SBP Maintains Interest Rate at 11% due to Iran and Israel War
The State Bank of Pakistan has held the interest rate steady at 11% due to the ongoing war between Iran and Israel in the Middle East. The State Bank of Pakistan states that now inflation is bound to go up because the government of Pakistan has decided to increase the petroleum levy and because of the Iran-Israel war, petrol prices have gone up globally. Therefore, the SBP decided to maintain the interest rate for this meeting.
It was expected by some analysts that SBP would lower interest rates due to core inflation having cooled down. However, many analysts also warned that the State Bank of Pakistan is in a tight situation and would be handicapped if they lowered the inflation this time because imports are rising at a rapid pace. They maintained and said the interest rate should hold at 11% because the government of Pakistan would not want another current account deficit this time due to a shortage of finance and loans.

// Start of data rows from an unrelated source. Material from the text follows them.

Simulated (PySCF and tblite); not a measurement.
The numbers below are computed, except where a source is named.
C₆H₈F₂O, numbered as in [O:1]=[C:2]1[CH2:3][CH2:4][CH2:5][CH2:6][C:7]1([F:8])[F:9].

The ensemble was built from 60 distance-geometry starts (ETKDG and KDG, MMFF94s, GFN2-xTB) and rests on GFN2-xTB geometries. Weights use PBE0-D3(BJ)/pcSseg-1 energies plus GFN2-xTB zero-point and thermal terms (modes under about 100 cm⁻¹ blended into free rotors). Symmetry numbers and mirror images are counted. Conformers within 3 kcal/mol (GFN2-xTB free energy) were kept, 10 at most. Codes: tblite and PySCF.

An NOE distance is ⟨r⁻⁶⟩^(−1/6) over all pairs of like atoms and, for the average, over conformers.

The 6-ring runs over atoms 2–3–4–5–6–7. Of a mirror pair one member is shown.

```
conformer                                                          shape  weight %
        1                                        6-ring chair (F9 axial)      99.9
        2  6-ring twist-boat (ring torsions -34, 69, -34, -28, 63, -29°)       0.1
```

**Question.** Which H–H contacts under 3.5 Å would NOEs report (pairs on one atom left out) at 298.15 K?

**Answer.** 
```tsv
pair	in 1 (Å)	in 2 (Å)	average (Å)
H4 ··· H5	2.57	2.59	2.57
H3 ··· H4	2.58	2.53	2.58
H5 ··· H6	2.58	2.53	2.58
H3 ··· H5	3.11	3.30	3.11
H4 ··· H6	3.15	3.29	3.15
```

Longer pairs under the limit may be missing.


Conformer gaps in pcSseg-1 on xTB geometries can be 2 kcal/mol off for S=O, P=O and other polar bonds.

It is true that the government of Pakistan is struggling to get finance through friendly countries and relying on rollovers, which is not a safe way to go. If there is a current account deficit, then it has to be adjusted from forex reserves, or the Pakistani government would have to borrow. Likewise, this is the reason to hold the interest rate at 11% for now. Moreover, another major reason was the Iran-Israel war, which has increased petrol prices to above $74 per barrel for crude oil. The State Bank of Pakistan is anticipating that inflation will either increase or pause at 7%; then they can judge the situation in the future.